Available at all Tzomet Hasfarim Bookstores.

300 pps. NIS 49.

Reviewed by Rolly King Kohansky

The title alone was intriguing enough to compel me to read this book.

And I wasn’t disappointed.

It concerns a woman who falls in love with an island. Okay, not just any island but a specific one, including all its inhabitants.

We are in postwar Britain, circa 1946. Juliet Ashton is a fairly successful journalist whose popular weekly newspaper columns, “Izzy Biggerstaff Goes to War,” have been turned into a book by her publisher and she is on the road touting the book.

During the tour, despite its success, she finds herself exhausted and depressed because her reputation has been built on the lighthearted columns. She wants to tackle something fresh, new, meatier to lift her spirits, a subject that will express her true journalistic talents.

Although her home has been bombed out during the blitz and she is living in a rented flat, a letter from an unknown person finds its way to her. The writer is Dawsey Adams, Guernsey farmer in the Channel Islands, who informs her that he has come into possession of a book by Charles Lamb in which her name appears on the flyleaf as the owner. Since there are no bookstores in Guernsey he asks her to recommend a bookstore in London which would be willing to find more of Lamb’s works and mail them to him.

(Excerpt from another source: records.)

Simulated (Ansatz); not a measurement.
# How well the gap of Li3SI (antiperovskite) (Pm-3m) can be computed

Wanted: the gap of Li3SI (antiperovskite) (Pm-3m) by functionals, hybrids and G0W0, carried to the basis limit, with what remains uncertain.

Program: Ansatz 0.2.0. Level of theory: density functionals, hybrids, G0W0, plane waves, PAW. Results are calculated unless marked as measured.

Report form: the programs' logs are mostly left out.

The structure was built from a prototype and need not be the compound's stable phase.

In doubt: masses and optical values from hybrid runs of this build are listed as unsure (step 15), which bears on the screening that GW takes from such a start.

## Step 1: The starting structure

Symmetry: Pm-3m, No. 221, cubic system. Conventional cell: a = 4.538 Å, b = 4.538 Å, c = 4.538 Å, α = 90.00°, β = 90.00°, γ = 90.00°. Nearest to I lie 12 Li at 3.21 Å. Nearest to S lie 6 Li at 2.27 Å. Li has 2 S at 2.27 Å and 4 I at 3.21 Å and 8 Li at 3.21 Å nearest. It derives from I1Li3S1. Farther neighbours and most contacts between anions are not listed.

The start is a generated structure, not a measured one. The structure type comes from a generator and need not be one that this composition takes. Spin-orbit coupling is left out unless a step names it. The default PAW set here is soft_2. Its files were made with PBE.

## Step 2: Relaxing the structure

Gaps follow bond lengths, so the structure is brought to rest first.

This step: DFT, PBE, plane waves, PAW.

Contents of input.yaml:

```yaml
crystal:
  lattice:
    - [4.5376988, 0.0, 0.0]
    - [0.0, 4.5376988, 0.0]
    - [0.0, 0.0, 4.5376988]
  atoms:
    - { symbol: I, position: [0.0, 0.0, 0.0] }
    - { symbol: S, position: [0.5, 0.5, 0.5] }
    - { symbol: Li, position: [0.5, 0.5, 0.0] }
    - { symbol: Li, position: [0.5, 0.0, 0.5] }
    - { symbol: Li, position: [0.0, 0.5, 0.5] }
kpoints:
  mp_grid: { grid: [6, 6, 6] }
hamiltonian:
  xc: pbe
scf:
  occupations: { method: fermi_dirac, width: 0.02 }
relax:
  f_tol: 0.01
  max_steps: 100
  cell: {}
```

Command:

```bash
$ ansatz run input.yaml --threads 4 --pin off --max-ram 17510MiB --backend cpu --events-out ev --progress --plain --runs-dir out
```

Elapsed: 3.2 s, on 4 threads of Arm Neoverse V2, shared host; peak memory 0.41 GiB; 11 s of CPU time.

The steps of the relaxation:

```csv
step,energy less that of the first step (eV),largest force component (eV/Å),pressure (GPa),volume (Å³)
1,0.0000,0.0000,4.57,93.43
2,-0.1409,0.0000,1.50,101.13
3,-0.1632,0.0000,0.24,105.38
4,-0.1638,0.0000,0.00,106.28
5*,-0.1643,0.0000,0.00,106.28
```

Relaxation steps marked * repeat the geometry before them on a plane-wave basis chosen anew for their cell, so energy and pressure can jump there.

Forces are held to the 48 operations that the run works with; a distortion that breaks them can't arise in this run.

Thus begins Juliet’s involvement with Guernsey. And, subsequently, the subject of her future longed-for important work.

The story unfolds through a series of letters between the Guernsey inhabitants and Juliet, as well as those flying to and fro between her and her publisher and friends. (84 Charing Cross Road comes to mind). Amazingly enough, the letters and their responses seem to magically appear on the same day. All before email, too!

 Through those letters she and we learn how the population coped with living under the occupation of the German army. Situated in the Channel between England and France, it was of major strategic importance to Germany and of painful, depressing frustration to its inhabitants since it was literally within sight of Britain.

 The unusual name of the book evolved from a club established on the spur of the moment by a group of the inhabitants a little the worse for drink. Having just polished off a forbidden dinner of roast pig (most of the food had been taken over by the Germans), they were intercepted by the enemy as they were trying to sneak home after curfew. On the spot they invented the name of a nonexistent literary society, claiming they had stayed too long at the meeting since it had been so interesting. Surprisingly enough, the Germans accepted their excuses and allowed them to continue on home. The dinner had been completed with a pie made of mashed potatoes colored with beet juice and a crust created from potato peels, thus giving the club its name.

The “mythical” Literary Society became a regular event and continued to flourish, each member of the group instructed to read a particular book and discuss it with the others.

The story might have naturally veered into the realm of artsy-cutesy, with its host of characters running the gamut from those fraternizing with the enemy; an out-of-wedlock child fathered by a “good, blonde handsome German soldier;” busy-bodies; folks just too good to be true; an admired heroine whose narrative we learn about through the others’ conversations but who never actually appears - she has been sent to a concentration camp for aiding one of the unfortunate Polish slave workers, and a Jewish butler who takes over the persona of his employer and lives out the war as Lord of the Manor.

The wit, charm and tongue-in-cheek humor and sheer gutsiness of these people strike a responsive, sympathetic chord in the reader so that we are compelled to admire and even fall in love with the characters. Just as Juliet did.

After all, this is about how the people of Guernsey coped on a day-to-day basis with the stark reality of living under German occupation, how they learned to live with it, helped one another overcome some truly dismal, awful events and even managed to laugh. We are allowed to eavesdrop on their literary evenings as they discuss good English writers: Shakespeare, Carlyle, Austen, the Brontes and Lamb among others. The comments on these writers by people who might be considered rather unsophisticated  make for some hilarious moments as well as expressing some astute observations.

The book is filled with winsome and sometimes graphic details about the people, the land and the times during which the action takes place.

As the Guernsey inhabitants might express it, this is a jolly good read.

Unfortunately, the writer, Mary Ann Shaffer, did not live to see her first and only novel become an international bestseller. She fell ill while writing it and the work was completed by her niece, Annie Barrows, a writer of some note.